Previous discussion of clustered MT

By: David Kanter (dkanter.delete@this.realworldtech.com), April 30, 2012 4:37 pm
Room: Moderated Discussions
>>Support for 6 wide execution is not so much physically
>>impractical as economically impractical. x86 is not in a
>>performance at any cost market, and most of the code run on
>>x86 is not high-ILP code.
>>
>
>*I got to wonder if its necessary at all*. Perhaps heavy computational tasks can
>start to use OpenCL and heterogeneous approaches... it seams a trend, even IBM already
>has cryptographic/compression engines on die of its z196 chips, HPC is starting
>to use GPGPU pervasively... and results speak loud;

Most real HPC workloads are still using CPUs. GPUs are not nearly as efficient as vendors suggest for real algorithms that rely on substantial communication and complex data structures.

OpenCL is barely on the market, and doesn't have widespread adoption yet.

The reality is that CPU performance is still the most important factor for the vast majority of users.

Even if they don't need the performance, it still ends up as better battery life. The two are different sides of the same coin.

>MM-4172 "" Then we used OpenCL to optimize VLC’s scaling filter, which is used
>to enlarge or shrink the video on the fly during playback. This OpenCL optimization
>has achieved speedups of up to *10x* on Llano and *18x* on >Trinity compared to a competing CPU.""

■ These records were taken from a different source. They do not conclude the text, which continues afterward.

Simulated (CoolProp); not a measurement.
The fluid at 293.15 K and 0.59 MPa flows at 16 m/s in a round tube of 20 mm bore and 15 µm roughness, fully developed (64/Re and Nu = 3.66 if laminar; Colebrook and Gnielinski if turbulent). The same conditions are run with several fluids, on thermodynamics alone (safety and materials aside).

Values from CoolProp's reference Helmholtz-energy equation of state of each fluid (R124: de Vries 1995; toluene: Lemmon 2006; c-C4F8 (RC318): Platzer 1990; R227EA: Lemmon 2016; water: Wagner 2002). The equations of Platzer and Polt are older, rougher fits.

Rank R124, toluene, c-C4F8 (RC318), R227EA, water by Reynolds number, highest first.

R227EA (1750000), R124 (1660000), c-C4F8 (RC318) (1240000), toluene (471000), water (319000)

Is this normally done using software or part of the dedicated video decoder? It seems like it should be part of a video decoder...

>one got to wonder about this... i bet some here use that piece of OSS (i do)...
>and when the arguing "ab noxious" is about which is 20 to 30% better, what to think
>when the arguing could be orders of magnitude... what the >future can bring. What role will be left to the CPU ?

I don't understand what you are saying. Can you try and rephrase that?

>>*It is not clear* what you mean by "strong dependency
>>model". A quick google found a use of that by you in
>>another forum where you seem to refer to memory
>>dependency checking. This is not a particularly x86
>>issue. (Yes, with only 16 GPRs x86 will have more
>>memory activity, but this is not a huge barrier and having
>>fewer GPRs helps in renaming and load-op instructions
>>communicate single-use temporaries 'registers'.)
>>
>
>All over in the work of Mikko Lipasti
>http://www.realworldtech.com/forums/index.cfm?action=detail&id=128868&threadid=128602&roomid=2

>>OoO can expose some ILP and wide execution can be useful
>>at times after a dependency on a long latency operation is
>>resolved (wide execution could also be helpful in branch
>>misprediction recovery with few checkpoints); but the
>>cost-benefit ratio seems to favor more moderate width.
>>
>>>4 may be already too much (BD is a false 4 wide issue),
>>
>>The value of 4 wide depends on design budget and design
>>goals. For Intel, high single-thread performance is more
>>practical (e.g., higher volume allowing higher absolute
>>design costs and more binning) and perhaps more important
>>than for AMD, and Intel seems committed to SMT (which
>>benefits from 'excessive' width).
>>
>
>Yes OoO is here to stay, but one has to wonder what is the >future of CPU, what
>it could be like, besides being a control & access >processing element for the heterogeneous crowd.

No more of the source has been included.